Supercars CEO Sean Seamer is engaging with a range of the world’s top motorsport categories as the Australian class plots the road ahead.
The championship continues to work on its next-generation ruleset, due for 2021, aiming to further increase manufacturer involvement.
Supercars officially welcomes back Ford this year with the two-door Mustang, which has been adapted to fit to the current control chassis.
While the next-gen plans are in the early stages, Seamer says it is looking at the big-picture.
“The key thing about the chassis, it’s not about roll-hoop heights, it’s about what's the right chassis to enable us to have as many different marques out there as possible,” said Seamer.
“That's the starting point; what do we want the grid at Bathurst to look like in 2021? And what do we need to do to get there? We're working backwards from that.”
Seamer starts his second year in the role after a summer break that included discussions in the United States with NASCAR/IMSA and IndyCar officials.

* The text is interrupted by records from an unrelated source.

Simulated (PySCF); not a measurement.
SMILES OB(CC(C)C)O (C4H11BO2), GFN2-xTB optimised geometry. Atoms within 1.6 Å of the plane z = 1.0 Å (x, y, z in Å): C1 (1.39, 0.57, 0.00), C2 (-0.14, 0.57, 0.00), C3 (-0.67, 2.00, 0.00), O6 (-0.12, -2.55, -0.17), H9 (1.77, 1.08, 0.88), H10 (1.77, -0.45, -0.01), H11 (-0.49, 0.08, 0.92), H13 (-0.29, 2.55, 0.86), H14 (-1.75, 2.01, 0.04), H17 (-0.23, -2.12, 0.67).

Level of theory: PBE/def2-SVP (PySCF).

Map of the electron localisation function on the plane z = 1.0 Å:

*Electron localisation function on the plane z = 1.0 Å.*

He’s already mooted a possible NASCAR-style manufacturer council to further engage automotive brands, including non-participating companies.
With the bulk of professional motor racing series around the world continuously courting manufacturer engagement, Seamer says there’s benefits in working together.
Seamer's US meetings followed a visit by Supercars Board member and prominent team owner Brad Jones to the DTM finale at Hockenheim, Germany, late last year.
“I think if you look at what's going on in the automotive industry, which our sport is based on, it's becoming increasingly globalised,” explained Seamer.
“It’d be naive to think we’ve got it all figured out in Australia and we don't need to look to other parts of the world to try and learn from what they're doing, whether it's good or bad.
“We're just trying to get an understanding of what the other series are doing, how they're engaging with manufacturers… sharing a bit of information.
“If we can contribute and they can contribute, then great.”
Seamer attended the Daytona 24 Hours in January; the showpiece event of the NASCAR-owned IMSA Series, staged on the combined oval/road course at the Florida venue.
Praising the Daytona facility, Seamer stressed that the discussions with other championships are going beyond technical rules and manufacturer involvement.
“It was good to spend some with the IMSA guys, just talk about what they're doing, sharing information around, getting growth strategies, formats,” he said.
“Just sharing ideas with people that are doing exactly the same thing we're doing, on the other side of the world.”